For the last three years, I’ve been one of the few
cursed lucky middle school teachers to teach both ELA and math. Let’s just say that when standardized testing time rolls around, there isn’t enough chocolate in the world to soothe my frazzled nerves!
Admittedly, ELA has my heart. When I’ve got my kids all wrapped up in a heated debate sparked by the novel we are reading, or I witness the moment when a student steps out of the role of “kid who writes” and into the role of “writer,” I feel a sense of purpose radiate through me. Aside from motherhood, nothing else I’ve ever done compares.
Math is, well, math. It’s not that I don’t enjoy it… I love teaching, so really I don’t mind teaching anything! But, I find it often plays second fiddle to all my ELA planning.

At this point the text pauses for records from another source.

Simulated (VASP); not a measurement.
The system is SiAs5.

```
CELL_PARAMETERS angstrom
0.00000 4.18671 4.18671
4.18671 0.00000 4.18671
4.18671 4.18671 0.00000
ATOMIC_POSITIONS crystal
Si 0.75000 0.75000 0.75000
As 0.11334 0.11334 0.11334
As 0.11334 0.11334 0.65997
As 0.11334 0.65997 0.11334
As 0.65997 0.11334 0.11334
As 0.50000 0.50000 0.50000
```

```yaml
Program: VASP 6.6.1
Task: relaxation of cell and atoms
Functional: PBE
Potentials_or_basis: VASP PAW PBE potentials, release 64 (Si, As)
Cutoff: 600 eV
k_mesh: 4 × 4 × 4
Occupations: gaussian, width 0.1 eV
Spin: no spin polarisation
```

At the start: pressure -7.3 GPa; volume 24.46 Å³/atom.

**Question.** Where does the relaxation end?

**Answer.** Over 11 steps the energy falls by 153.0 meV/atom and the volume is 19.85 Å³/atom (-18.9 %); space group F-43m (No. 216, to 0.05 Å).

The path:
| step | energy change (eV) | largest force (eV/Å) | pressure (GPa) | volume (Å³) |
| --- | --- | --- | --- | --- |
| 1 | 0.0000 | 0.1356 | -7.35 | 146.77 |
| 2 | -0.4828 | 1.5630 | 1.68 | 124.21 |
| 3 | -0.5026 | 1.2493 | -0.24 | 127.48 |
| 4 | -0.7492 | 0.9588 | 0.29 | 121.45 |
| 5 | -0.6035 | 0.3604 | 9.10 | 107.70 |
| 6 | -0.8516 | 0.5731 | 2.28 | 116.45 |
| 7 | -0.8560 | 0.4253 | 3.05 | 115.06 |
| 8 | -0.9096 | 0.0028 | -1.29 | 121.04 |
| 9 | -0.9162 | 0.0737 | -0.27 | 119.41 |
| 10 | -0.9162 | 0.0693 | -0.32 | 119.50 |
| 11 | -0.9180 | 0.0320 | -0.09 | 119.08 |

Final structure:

This year, though, I spent a good chunk of my summer revamping my math block. I am piloting a new program (Digits), so I saw it as an opportunity to mix it up, changing everything that I don’t love about the structure of my block. After speaking to some of my brilliant colleagues, I got some great ideas. Then, I streamlined some stuff, cut out some stuff, and added some stuff. What I’m left with is a dynamic math workshop that keeps me on my toes and really seems to fit the needs of all my learners.
The 90-minute breakdown:
I’m scheduled for 90-minutes, but my block is right after specials, so my kids are almost always late… and then they need a drink… and then they need the bathroom… and then they forgot their books in homeroom… so basically, I only plan for 80-minutes.
During the first part of the block, I have an intervention teacher come in to support, so we start our day with small group instruction. The independent work the students do at this time supports the lesson from the day prior. As you can see from the plan, struggling learners spent most of their time with the intervention teacher for small group instruction. Everyone else completes their independent work, but I am there to troubleshoot or answer any questions they might have, so the kids who need the most help are not interrupted. Additionally, some of my strong learners get to do some enrichment/challenge work at this time and I can support them as needed.
In the past, I have done small group instruction without another teacher in the room. I set the rule that I was not to be interrupted while I worked with the struggling learners. This meant that the kids who were working independently and had a question, had to rely on each other for help! With a little training, kids can really become great “peer coaches” and their helping strengthens their own skills, too.